Monday, July 21st, 2008

Google makes me smarter

Filed under: Science and Technology — Daniel Lemire @ 8:54

I am a bit late to the show, but I would like to comment on Carr’s Is Google Making Us Stupid? Carr’s observation is simple:

Once I was a scuba diver in the sea of words. Now I zip along the surface like a guy on a Jet Ski.

Here are my thoughts:

  • Quite often, as a teenager, I would read long-winded technical books and conclude “Oh! That’s what he meant to say”. Unavoidably, I would find a very concise way to represent the same information. I am not surprised if people read fewer books, assuming that is even true, because large textbooks are not an optimal communication channel. Books have several deficiencies: they are static, they are not interactive, and they are often not concise. It would not do to try to publish a 12-page book, so authors have a strong incentive to elaborate (sometimes uselessly).
  • My research has grown better thanks to the Web, not worse. I can quickly survey a field, cross-reference statements, drill-down on an issue, roll-up to get an overview, and so on. Anyone who claims researchers were better off without the Web should try cutting off his net connection for a decade, and see what happens. I doubt very much if the research would be any deeper, it might just become narrower.
  • At all time throughout history, few people have given serious thought to any one topic. The fact that you, as an individual, spend your time facing issues that you cannot think through, does not mean that as a whole, humanity has become shallow.
  • You must not let yourself be overwhelmed. There are proper ways to use the Web. What you do not want to do is to try to stay afloat by skimming the new events. Setup filters and remain firm in your dedication to a few objects. Learn to focus in the chaos. Be rude: if something is outside the scope of your interests, say so. Technology can extend its coverage infinitely, you cannot.

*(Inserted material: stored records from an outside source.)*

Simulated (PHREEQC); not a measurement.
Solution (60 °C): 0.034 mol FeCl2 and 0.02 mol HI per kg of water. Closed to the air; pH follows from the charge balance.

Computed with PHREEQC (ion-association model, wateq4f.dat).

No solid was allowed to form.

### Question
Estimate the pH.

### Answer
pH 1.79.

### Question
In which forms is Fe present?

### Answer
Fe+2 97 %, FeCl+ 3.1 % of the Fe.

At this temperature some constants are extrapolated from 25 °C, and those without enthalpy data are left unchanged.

We need a more negative culture

Filed under: Academia/Research — Daniel Lemire @ 7:58

There is a strong bias in science, at least in Computer Science, toward positive results. For example, showing that algorithm A is better than algorithm B, will get you published. Reporting the opposite result is likely to get your paper rejected.

One justification for the value of positive results is that it gives you more information. Indeed, there is infinite number of possibilities. Listing all the cases that are of no interest would take too long. We better focus on what works!

This argument is fallacious since it ignores one of the pillars of science: reproducibility. By taking away the possibility of publishing negative results, we basically throw away the most important reason why we require reproducibility: to verify what others have done.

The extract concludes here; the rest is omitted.